Yeah, that's not the first time I've heard it described like that, and I agree. However, I feel that despite it being a "one time experience," Frontier dropped the ball in their initial agreement to sign off on a "scientific exploratory" mission into an unknown area of the game, since it boiled down to a combat experience (which was initially bugged due to the area being a no-fire zone).
I'm a bit divided on the subject, because I do agree that at least they tried, but it's surprising that they were able to fuck it up so much.
Talk about a disconnect between developers and their community! And the fact that they published a news article about the mission failure eight hours before it actually happened in game is just the icing on the cake.
FWIW I've been getting messages from friends on steam absolutely exstatic over this. It's a bit frustrating, i get that, but it's an amazing interaction nonetheless. I've only actually seen people being salty about it on forums, but when i talk to people on discord and steam, it's almost an entirely different story.
It's not really an insult to players to give them a bit of a bait and switch IMO, especially when they've been given things in the past like colonia or whatever.
Also kind of irrelevant; but I've got a friend that is a huge star citizen nerd and got grumpy over the colonia thing, but after this ambush he's realizing that he might have pre-ordered the wrong horse and just got E:D and all the dlc. I get that this is only anecdotal, but I'd be remiss if I didn't just throw this out here since I'm actually confused where the outrage is coming from
The devs have always been pretty bad at listening to player feedback.
What really did it for me was when people were screaming about the slow and terrible flight model early on, and the devs refused to listen.
I'd be willing to bet the player counts would be much much higher if the actual act of flying were fun. Instead we get school bus simulator in space.

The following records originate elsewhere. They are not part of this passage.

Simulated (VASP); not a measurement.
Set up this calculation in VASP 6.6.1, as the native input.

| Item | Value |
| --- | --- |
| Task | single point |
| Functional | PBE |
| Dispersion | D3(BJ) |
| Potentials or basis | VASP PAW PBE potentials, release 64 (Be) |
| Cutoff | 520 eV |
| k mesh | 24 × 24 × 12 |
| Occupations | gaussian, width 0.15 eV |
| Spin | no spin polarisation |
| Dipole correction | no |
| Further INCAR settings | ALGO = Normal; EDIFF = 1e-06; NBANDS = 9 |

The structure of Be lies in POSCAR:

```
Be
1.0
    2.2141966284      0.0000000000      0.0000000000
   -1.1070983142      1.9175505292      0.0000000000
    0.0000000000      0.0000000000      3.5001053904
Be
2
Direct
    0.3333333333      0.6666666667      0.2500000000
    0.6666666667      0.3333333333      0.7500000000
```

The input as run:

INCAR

I'd have like a bajillion hours into that game if the flight model were something like Everspace.
Wow, weak. Weak that they intended to do that from the start, weak that they lead the players on, and weaker still that they leaked the article early, before the players kicked the event off. It would have been a huge opportunity to buy goodwill with their playerbase, but they decided that they'd much rather flip them the finger and hope they'd be happy with aliens.
From reddit, a player linked this No Man's Sky event that took place at the same time.
Obviously releasing the article 8 hours in advanced is a huge faux pas. I don't know how much time the developers would have had, but if "the cone" was an area that players were never meant to reach then it could have taken far longer for them to create something interesting than the time they had available. Creating a squadron of aliens is a lot easier and at least shows some attempt to play along with the community.
Granted, maybe they didn't set the players' expectations correctly. Players should have been told that nothing was out there, that they could try but they were likely not to succeed. I'm sure people would have still gone through with it and seen that the devs were honest.
What I don't understand is why the cone absolutely needs to be off limits. Why not just drop a random star system in there (or even better a hand designed actually interesting one) and then just have some other star system 'appear' on some commanders sensors when the story content is ready?